Women have been explicitly banned from participating in the public sphere for most of our country’s existence. We were prevented from voting, running for office, serving on juries, reporting the news, simply speaking aloud on a public stage, and so on. Though we can and do all these things now, we are still not legally considered full citizens. This all stems from a deliberate choice made early in our founding, in part as a reaction to the bloody and chaotic French Revolution, which was blamed in part by some, including Thomas Jefferson, on women meddling in political affairs.
Before the Revolution, France was, of course, a monarchy, so all political power rested with Le Roi—l’etat, c’est moi, and all that—but thousands openly ran the country in the monarch’s name, and they were all men. Women exerted their power behind the scenes. Among the aristocracy, the public role of women was to look fetching and to speak in ways that pleased the men, particularly the king.
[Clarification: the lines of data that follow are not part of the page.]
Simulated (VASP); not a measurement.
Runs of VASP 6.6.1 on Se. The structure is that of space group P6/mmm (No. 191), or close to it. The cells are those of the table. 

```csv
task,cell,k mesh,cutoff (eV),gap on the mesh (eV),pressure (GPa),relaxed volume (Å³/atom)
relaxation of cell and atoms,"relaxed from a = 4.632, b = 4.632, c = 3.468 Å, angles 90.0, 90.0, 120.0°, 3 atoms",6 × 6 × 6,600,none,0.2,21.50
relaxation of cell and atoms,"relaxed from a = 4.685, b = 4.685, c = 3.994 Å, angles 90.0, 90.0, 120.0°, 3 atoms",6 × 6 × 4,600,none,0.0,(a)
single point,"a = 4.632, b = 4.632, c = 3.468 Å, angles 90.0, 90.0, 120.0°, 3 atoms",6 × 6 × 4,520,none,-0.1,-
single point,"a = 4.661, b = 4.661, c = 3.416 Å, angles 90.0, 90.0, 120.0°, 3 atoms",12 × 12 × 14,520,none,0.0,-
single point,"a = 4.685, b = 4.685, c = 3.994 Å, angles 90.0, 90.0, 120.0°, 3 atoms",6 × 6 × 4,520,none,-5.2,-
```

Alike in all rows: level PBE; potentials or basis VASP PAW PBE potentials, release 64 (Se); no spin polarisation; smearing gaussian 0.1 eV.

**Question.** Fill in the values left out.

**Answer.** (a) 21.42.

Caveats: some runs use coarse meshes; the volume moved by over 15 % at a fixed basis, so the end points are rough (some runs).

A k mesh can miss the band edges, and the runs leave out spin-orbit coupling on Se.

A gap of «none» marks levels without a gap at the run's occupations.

Over 200 years later, while women now have the right to participate in the public sphere through voting and running for office and serving on juries, the act of speaking freely in the public sphere continues to be the one that gets us into the most trouble. Clinton’s voice was consistently described as too loud, too soft, too shrill, too angry, even as her two main opponents were guys who yelled all the time. More recently, Rep. Rashida Tlaib, who has faced five times more coverage for referring to the president as a “motherfucker” than Sen. Steve King, who asked why his white supremacist rhetoric is offensive. With newsrooms still dominated by white men, media narratives are shaped by their biases, both unconscious and not. That then impacts what the general public thinks is happening.
That first pro-Hillary group I was pulled into was expressly for those of us who were weary from battles with sexist Bernie enthusiasts. Its name was a play on the “Feel the Bern” slogan, and brought together an intimate gathering of mostly women, many of whom were writers.
It was a tremendous relief to complain about Bernie openly without instant reprimands. Then it became more and more a place to gather our strength together. We would spend hours researching Hillary’s policy positions, and the choices she had made during her long career, then share our findings with the others to better equip ourselves for the battles. With our membership kept to a cozy few hundred, we got to know each others’ regular trolls by name. We’d jump into the group to call for back-up, and members would swoop into our comment sections like Valkyries. None of us feared the public sphere.
About a month or so later, a comedy-writer friend wrote to say that SHE was considering starting up a secret pro-Hillary/Bernie-is-annoying group, wanting to know if I thought it was a good idea. I told her I was already in one, and encouraged her to do it—and then found myself becoming one of the four administrators. It became a big, sprawling group of over 4000, members, and we spent more time than we should have moderating disagreements, and we kicked out a lot of people.
It was loaded with other comedian types, so it got bawdy fast, and there were enough well-known people, and people with sensitive jobs, that we had to have strict rules about maintaining secrecy. Still, we tried to make it a space that encouraged engagement with the public sphere, if for no other reason than to counter the prevailing media narrative that no one was enthusiastic about Hillary Clinton.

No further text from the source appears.